It is 10:44 AM and I’m sitting at a Mister Donut near Yanaka Ginza. As usual I woke up very early, got my sento and was out the door.
The first stop was Shinjuku to learn the station layout. With my family arriving I want to know where I am going and the station is enormous. I was a bit intimidated yesterday as being Sunday, it was busier than usual and I got a bit lost. Being a weekday today it was surprisingly less crowded (by Shinjuku standards) and I have it figured out. I needed to know the best route to the hotel as well as how to get from West to East. I learned that the main corridors are just one big circle around the center with the passages from East <-> West are North and South. My family will be bringing luggage and with ten people I don’t want to make them walk farther than necessary. As I write this I now remember I forgot to find out where the “Romance Car” (train to Hakone) is located. Oh well, I can do that tomorrow.
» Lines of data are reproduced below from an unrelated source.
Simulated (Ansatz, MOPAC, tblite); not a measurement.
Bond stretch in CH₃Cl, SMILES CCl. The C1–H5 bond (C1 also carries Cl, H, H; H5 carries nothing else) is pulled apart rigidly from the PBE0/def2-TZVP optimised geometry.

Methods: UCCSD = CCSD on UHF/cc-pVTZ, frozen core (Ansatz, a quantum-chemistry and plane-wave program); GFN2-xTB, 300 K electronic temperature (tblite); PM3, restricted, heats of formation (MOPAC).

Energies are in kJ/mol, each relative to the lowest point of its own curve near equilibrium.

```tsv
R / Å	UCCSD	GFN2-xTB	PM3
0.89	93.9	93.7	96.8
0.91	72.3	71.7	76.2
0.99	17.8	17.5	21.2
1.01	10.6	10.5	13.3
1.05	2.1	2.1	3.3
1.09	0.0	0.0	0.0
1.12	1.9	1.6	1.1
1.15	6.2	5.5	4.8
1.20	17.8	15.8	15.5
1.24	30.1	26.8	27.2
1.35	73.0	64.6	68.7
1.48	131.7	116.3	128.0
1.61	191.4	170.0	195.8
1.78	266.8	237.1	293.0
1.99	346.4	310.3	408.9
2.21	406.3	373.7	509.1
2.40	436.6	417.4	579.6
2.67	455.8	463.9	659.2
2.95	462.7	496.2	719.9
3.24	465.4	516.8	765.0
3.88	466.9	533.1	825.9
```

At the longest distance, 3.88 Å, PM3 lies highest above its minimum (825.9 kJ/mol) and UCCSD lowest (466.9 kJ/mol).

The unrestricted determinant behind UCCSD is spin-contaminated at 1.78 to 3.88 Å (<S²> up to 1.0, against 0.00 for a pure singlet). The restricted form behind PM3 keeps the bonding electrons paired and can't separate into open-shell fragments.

My first stop today was a visit to visit a memorial to Yaoya Oshichi (八百屋お七) at Enjō-Ji. She was a girl of 16 who had to stay at the temple after the great fire in 1682 where she fell in love with a samurai. Hoping to see him again she attempted arson and was burnt at the stake. The magistrate knowing she was a minor attempted to help her avoid the death sentence by twice asking if she were 15 years old, the oldest age to avoid that gruesome sentence. Not understanding he was trying to help answered twice that she was 16.
Link: https://en.wikipedia.org/wiki/Yaoya_Oshichi
This is one of those historical gems I occasionally find when reading historical books. I found her in “Five Women Who Loved Love” by Ihara Saikaku. Even though I’ve read many historical books I cannot understand what life might have been like in 1682 Tokyo. However, I can understand the flame of passion when young as I was young once too. Times were very restrictive back then and committing that unfortunate act doesn’t seem too outlandish for a young person consumed by love. Standing silently in front of that memorial with ancient memorial stones I said hello and wondered if she could perhaps hear me in whatever plane of existence she now resides. I imagined she would be pleased that a foreigner from a land then unknown to her would come visit her memorial 400 years later. We are all souls spending a brief time in this reality and all experience the same emotions regardless of the timeframe in which we are born.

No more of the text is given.